Constand filed a civil lawsuit in 2005 after authorities declined to press charges following a criminal investigation, and Cosby — who didn't admit any wrongdoing, according to CNN – paid her a $3.38 million settlement. As part of the agreement, neither party was allowed to disclose details about the lawsuit or investigation, according to Philly.com. Montgomery County prosecutors reopened the case in 2017 after a dozen women reported similar allegations, and a judge later ruled that Constand was allowed to cooperate with authorities (i.e tell her side of the story), and it didn't violate the settlement. Cosby was later sentenced to three to 10 years in prison.

Aziz Ansari

Aziz Ansari's career took a major hit in January 2018 when a 23-year-old photographer accused the star of sexual misconduct in a scathing Babe.net report. Grace (who's only known by that pseudonym) reportedly met the actor and stand-up comic at a 2017 Emmy Awards after party. They exchanged numbers and went out on a date, which ended back at Ansari's apartment.

According to Grace's graphic depiction of the evening, things escalated, and the pair ended up kissing on a countertop. Ansari undressed both of them, which reportedly made the photographer uncomfortable. She asked to slow things down, and the entire night became a push and pull of Ansari allegedly pressuring Grace to go further. Grace claimed that she repeatedly refused Ansari before giving in to his advances. She eventually left Ansari's apartment in tears.

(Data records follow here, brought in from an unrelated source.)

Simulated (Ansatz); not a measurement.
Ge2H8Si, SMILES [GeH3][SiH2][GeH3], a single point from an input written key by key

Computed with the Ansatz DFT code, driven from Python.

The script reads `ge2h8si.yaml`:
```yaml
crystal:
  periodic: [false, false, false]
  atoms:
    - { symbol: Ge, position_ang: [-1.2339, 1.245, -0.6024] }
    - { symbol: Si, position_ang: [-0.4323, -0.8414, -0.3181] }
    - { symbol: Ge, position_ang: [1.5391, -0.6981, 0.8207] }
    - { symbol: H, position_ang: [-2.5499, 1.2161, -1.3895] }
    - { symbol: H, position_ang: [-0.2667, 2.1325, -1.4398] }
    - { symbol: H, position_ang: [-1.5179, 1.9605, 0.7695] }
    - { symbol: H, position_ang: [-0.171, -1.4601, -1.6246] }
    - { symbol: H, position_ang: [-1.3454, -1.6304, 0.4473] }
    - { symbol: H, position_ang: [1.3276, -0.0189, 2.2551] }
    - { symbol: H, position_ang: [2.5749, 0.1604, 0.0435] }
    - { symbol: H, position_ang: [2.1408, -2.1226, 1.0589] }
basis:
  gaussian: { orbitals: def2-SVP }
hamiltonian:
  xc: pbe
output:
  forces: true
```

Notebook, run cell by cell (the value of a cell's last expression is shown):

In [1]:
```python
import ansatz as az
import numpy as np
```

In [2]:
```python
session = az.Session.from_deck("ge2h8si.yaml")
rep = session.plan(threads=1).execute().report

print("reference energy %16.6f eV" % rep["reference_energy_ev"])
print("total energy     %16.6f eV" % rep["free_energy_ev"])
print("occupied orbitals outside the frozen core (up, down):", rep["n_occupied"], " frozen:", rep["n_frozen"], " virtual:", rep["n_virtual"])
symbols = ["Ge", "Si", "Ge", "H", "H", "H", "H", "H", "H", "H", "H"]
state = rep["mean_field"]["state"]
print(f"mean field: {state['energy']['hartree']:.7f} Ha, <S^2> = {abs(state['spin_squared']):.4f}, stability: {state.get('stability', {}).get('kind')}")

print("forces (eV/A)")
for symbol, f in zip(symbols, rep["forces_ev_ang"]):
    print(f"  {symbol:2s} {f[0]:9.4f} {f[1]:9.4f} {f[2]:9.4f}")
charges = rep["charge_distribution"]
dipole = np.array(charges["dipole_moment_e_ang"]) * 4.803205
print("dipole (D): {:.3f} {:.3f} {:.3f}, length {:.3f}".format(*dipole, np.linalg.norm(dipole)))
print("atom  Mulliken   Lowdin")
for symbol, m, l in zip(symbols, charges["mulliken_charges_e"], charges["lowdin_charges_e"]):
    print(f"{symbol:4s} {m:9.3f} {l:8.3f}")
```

"I cried the whole ride home. At that point I felt violated. That last hour was so out of my hand," she told Babe.net.

After the news broke, Ansari's career undeniably took a hit — whether or not it was self-inflicted. According to Page Six, the comedian was laying low. The fate of his Netflix series Master of None was up in the air even though outlet was reportedly "happy to make another season ... when Aziz is ready." Although he made a statement about the story shortly after it was published, Ansari finally addressed it in his stand-up during an NYC pop-up show in February 2019.

Matt Lauer

Matt Lauer's decades-long career as a TV personality crumbled after an unnamed Today employee "complained about his inappropriate conduct starting at the 2014 Sochi Olympics," according to Variety. The outlet reported several more similar accusations, as well as that of former Today staffer, Addie Zinone, who accused the anchor of "an abuse of power" when he engaged in a sexual relationship with her.  

Speaking with NPR, Zinone said that she decided to speak out in solidarity of Lauer's other accusers who were being doubted in the press. While she admitted that her affair with Lauer in 2000 was consensual, she was only 24 years old, and working as a production assistant on Today at the time. The problem was in the power dynamics (she was a low-level employee and he was a top dog), and the relationship reportedly changed the course of her life at a pivotal point in her career. "I think he preyed on the fact that I was very naive," she told NPR. "And then he only seeing the physical side of me and only wanting that out of me. It shattered my confidence. So I couldn't focus on my job at all as I was trying to start my journalism career."

According to NBC News, Lauer was fired in November 2017 after an investigation into Sochi incident, and amid emerging allegations from several other accusers, who spoke with Variety and The New York Times.

Danny Masterson

The Ranch isn't exactly one of Netflix's most revered comedies, but the show did find itself in the spotlight for all of the wrong reasons. Danny Masterson, who starred in the series alongside Ashton Kutcher, was reportedly written off the show in December 2017 following a string of rape allegations, according to the Daily Beast.

According to HuffPost, four women accused Masterson, a Scientologist, of "raping them in the early 2000s." Three of these women, who were also Scientologists, allegedly "reported the incidents to the Church of Scientology at the time." At least one of the accusers — who claimed she was "passed out" and woke up to the realization she was being raped — filed a police report in 2004, but it was allegedly squashed after the Church of Scientology "submitted 50 affidavits from Scientologists" denying her account. The case file also reportedly "vanished," and the 2017 investigation appeared to stall as the Los Angeles County district attorney contemplated filing charges.

Masterson denied the allegations and hired Thomas Mesereau, the same lawyer who represented Bill Cosby, to handle the case, but his career has already been allegedly put to a halt. Mesereau reportedly complained to the DA's office claiming the That '70s Show star was "unfairly unable to pursue more career options as long as DA Jackie Lacey delays her decision whether to file charges."